The price of property coming to market at this time of year usually experiences an autumn bounce, with an average rise of 1.6% in the month of October over the last ten years.
However, according to the latest report from Rightmove, this year sees a more sluggish monthly rise of just 0.6% (+£1,942), the lowest at this time of year since October 2008. With a slowdown in the number of properties coming to market, down by 13.5% compared with this time last year, there are strong indications that many would-be sellers are being deterred by the combination of muted pricing power and short-term political uncertainty. In contrast, buyers seem undeterred, with the year-on-year number of sales agreed being little changed, down by just 0.5%.

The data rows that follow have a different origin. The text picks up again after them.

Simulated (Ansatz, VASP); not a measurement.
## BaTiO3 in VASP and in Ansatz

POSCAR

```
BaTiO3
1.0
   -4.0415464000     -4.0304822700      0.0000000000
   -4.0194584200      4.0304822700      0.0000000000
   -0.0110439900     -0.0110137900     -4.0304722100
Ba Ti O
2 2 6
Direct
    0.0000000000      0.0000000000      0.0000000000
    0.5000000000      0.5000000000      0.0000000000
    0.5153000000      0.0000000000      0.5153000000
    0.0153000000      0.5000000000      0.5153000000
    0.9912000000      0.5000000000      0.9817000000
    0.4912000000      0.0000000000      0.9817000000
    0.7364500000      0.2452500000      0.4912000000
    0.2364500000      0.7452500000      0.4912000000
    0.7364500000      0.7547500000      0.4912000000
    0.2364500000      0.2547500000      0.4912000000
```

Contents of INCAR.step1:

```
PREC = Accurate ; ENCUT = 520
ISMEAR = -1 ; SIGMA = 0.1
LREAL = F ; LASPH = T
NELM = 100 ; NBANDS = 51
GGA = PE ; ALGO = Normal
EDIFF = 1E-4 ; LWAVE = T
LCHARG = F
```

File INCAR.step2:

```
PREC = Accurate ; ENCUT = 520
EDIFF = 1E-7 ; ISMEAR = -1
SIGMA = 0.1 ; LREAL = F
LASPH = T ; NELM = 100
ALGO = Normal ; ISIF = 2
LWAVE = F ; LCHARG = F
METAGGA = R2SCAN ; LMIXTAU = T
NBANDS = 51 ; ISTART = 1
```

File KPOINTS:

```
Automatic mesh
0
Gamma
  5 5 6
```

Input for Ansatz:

Miles Shipside, Rightmove director and housing market analyst, shares his thoughts on this morning's data: “In a strange Brexit-induced paradox, thousands of potential sellers are holding back compared to this time a year ago, though the number of buyers agreeing purchases is virtually the same. Ironically, this means that those who are coming to market have a better chance of selling, so while some would-be sellers are being put off, it’s actually a good time to sell. Those who are ignoring the Brexit disruption have less competition from stay-away sellers, and their prospective buyers have less negotiating power, with a reduced choice of suitable alternatives.”
The weekly run-rate for property coming to market in October (the average number of new listings per week) is 24,539, the lowest total at this time of year since October 2009. This is down 13.5% on the same period a year ago. Potential sellers are perhaps being deterred by the lack of price momentum, with not only a muted monthly price rise of 0.6%, but also average new seller asking prices 0.2% lower than this time last year. While the number of buyers has held up well so far, the lack of new property listings coming to market now may reduce the number of purchases in coming months as there will be less choice of available properties to tempt buyers.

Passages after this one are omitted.